I am new to Java 8 and trying a requirement on Streams. I have a csv file with thousands of recods my csv format is
DepId,GrpId,EmpId,DepLocation,NoofEmployees,EmpType === D100,CB,244340,USA,1000,Contract D101,CB,543126,USA,1900,Permanent D101,CB,356147,USA,1800,Contract D100,DB,244896,HK,500,SemiContract D100,DB,543378,HK,100,Permanent
My requirement is to filter the records with two conditions a) EmpId starts with "244" or EmpId starts with "543" b) EmpType is "Contract" and "Permanent"
I tried below
try (Stream<String> stream = Files.lines(Paths.get(fileAbsolutePath))) {
list = stream
.filter(line -> line.contains("244") || line.contains("543"))
.collect(Collectors.toList());
}
It is filtering the employees based on 244 and 543 but my concern is since i am using contains it might fetch other data also i.e. it will fetch the data not only from EmpId column but also from other columns(other columns might also have data starting with these numbers)
similarly to incorporate EmpType as i am reading line by line there is no way for me to enforce that EmpType should be in "Permanent" and "Contract"
Am i missing any advanced options??
You can do it like so,
Pattern comma = Pattern.compile(",");
Pattern empNum = Pattern.compile("(244|543)\\d+");
Pattern empType = Pattern.compile("(Contract|Permanent)");
try (Stream<String> stream = Files.lines(Paths.get("C:\\data\\sample.txt"))) {
List<String> result = stream.skip(2).map(l -> comma.split(l))
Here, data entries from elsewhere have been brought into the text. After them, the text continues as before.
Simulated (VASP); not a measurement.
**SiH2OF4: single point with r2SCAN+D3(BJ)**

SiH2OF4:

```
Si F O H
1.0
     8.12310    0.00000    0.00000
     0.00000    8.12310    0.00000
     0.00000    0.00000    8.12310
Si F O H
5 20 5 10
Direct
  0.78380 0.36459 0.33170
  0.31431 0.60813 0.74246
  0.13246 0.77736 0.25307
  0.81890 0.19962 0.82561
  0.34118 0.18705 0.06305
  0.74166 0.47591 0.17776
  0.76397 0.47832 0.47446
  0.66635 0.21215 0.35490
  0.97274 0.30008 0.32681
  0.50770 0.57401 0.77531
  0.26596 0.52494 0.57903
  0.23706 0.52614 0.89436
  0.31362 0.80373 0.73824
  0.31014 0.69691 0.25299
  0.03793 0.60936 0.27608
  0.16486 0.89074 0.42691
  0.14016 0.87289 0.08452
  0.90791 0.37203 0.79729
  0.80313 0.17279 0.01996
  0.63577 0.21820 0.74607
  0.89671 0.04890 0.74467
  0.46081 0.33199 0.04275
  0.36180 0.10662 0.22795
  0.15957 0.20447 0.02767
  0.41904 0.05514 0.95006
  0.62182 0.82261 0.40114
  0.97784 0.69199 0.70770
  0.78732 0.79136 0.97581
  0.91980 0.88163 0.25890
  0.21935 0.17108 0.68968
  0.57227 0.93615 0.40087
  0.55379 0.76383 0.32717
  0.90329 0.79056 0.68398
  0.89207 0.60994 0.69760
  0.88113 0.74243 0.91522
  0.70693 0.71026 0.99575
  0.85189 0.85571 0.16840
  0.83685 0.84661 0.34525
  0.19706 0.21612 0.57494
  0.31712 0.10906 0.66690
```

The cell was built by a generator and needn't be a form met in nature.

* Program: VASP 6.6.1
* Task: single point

.filter(s -> empNum.matcher(s[2]).matches())
.filter(s -> empType.matcher(s[5]).matches())
.map(s -> Arrays.stream(s).collect(Collectors.joining(",")))
.collect(Collectors.toList());
System.out.println(result);
} catch (IOException e) {
e.printStackTrace();
}
First read the file and skip 2 header lines. Then split it using the ,
character. Filter it out using EmpId
and EmpType
. Next, merge the tokens back again to form the line, and finally collect each line into a List
.